Pegasus Project founder Perrotta hands over the reins

Marie Perotta, right, with Pegasus Phoenix participant Sarah at the Beaches Rec Centre April 26. Perotta is retiring after over 20 years with Pegasus, the community service group she helped found. PHOTO: Anna Killen

After 21 years guiding the growth of Pegasus, the East End program for adults with special needs, founder Marie Perrotta is handing over the reins.

Last week was her first official week of retirement, and the first week in many years she didn’t work out of her office above the program’s thrift store on Kingston Road.

The new director, Paula Murphy, started last week, and Perrotta is taking some time to ponder her next steps. Those steps will likely include more hikes, time with friends, travel with her husband, who also recently retired, continued community involvement, consultation, and maybe some teaching.

“I think I’ll do the usual things. I’ll still volunteer, whether it’s here or elsewhere, there are a couple of things that I’m interested in, social issues that I’m interested in,” said Perrotta. “I’ve always been interested in literacy, and I’m interested in the arts.”

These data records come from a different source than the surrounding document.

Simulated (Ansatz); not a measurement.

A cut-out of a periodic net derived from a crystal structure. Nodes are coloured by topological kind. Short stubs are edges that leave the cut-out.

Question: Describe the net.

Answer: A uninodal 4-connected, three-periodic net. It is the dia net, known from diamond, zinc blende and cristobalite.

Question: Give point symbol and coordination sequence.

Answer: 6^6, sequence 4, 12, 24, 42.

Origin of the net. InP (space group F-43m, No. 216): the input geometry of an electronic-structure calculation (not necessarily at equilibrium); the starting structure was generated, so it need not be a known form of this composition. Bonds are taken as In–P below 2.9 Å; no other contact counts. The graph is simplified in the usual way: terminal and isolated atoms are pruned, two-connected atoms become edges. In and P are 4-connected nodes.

Perrotta’s impact on the Beach and greater Toronto community, through Pegasus and the various channels and opportunities that program opened up, cannot be understated. A program that started in her dining room and one community centre has blossomed into numerous centres and partnerships, as well as a social enterprise store. When she was named Beach Citizen of the Year in 2004, Bob Murdoch, then-executive director of Community Centre 55, said “she has taken the great left-outs of society and brought them into the life of the community. She has shown us the miracle of integration. The litmus test is the impact she has on this community.”

But she’ll be the first to tell you that Pegasus’ success was born out of the work and help of “hundreds of people” over the years and that it would not have become what it is today without the support of the community – and a lot of luck.

“We were so lucky,” she said. “Everybody embraced it. People that you knew and people that you didn’t know. This whole agency is really about a community response, it really is. And when I say community I mean levels of government, people who live in the neighbourhood … I think the participants and the staff have been the most satisfying part of the whole organization. It’s really been an experience in how many great people there are in the world.”

The idea for Pegasus came to Perrotta in 1993 when she and other parents of children with special needs were searching for programming for their adult kids who were no longer in school, and found their options lacking. Perrotta saw a need and decided to fill it, pulling together numerous experiences and ideas she’d had kicking around about special needs programming and inclusive community spaces to make the idea a reality.

She knew the first thing she needed was a space to hold the program, and after considering some churches and other larger spaces, she remembered the lifts at the parks and recreation centres.

“I decided to go to the parks and rec centres because of those elevators,” she said. “That’s what made me do it.”

The Beaches Rec Centre (which now hosts programming) was full when she first approached them – but they were encouraging in their response. She then approached Pape (now Matty Eckler), which not only said they had room, but pointed out a $3,000 grant she could apply for.

That presented the next challenge – finding a board, a requirement for applying for the grant. With her two-year-old on her hip, and thanks to the prodding of a city worker, Perrotta approached three people she knew in the community – the fourth board member, Margaret Ewing, who still remains on the board now, being a parent she knew – and they all said yes.

Perrotta said she remembers the first board meeting well. One of the board members went white, she said, at the daunting task ahead of them. But Perrotta said they had nothing to lose. The organization came together, her family and friends embraced a life where Pegasus was at the centre, and the response was overwhelmingly positive.

So positive, that Perrotta counts the organization’s managing of its growth as a major accomplishment.

“If you don’t manage growth, you’ll lose your mission, you won’t be able to provide the quality that you’re after, and we were always after quality,” she said. “That was what drove everything, really. Every decision we made was based on whether it would fit in with what we had set out to do. We try to find out what people want and then we try to provide it. We try to be the organization that helps people get what suits them.”

Perrotta endorses the next generation of leadership at Pegasus and is looking forward to seeing what comes next for the organization that’s been so close to her heart for so many years.

“It’s been so rewarding,” she said. “I’ve never had to ask myself whether my work was worth it. I’ve never had that question, not even once. It’s a gift, really. That’s the gift that Pegasus gave me – I worked hard and it worked, what more could you ask for?”

And true to form, a clarification comes next: “And when I say I worked, I mean lots of people worked hard … there were so many people involved in this.”

Celebrate Marie Perrotta this Friday, May 6 at the Matty Eckler Centre at 953 Gerrard St. E from 1 p.m. to 6 p.m. There will be food and fun, and everyone is invited.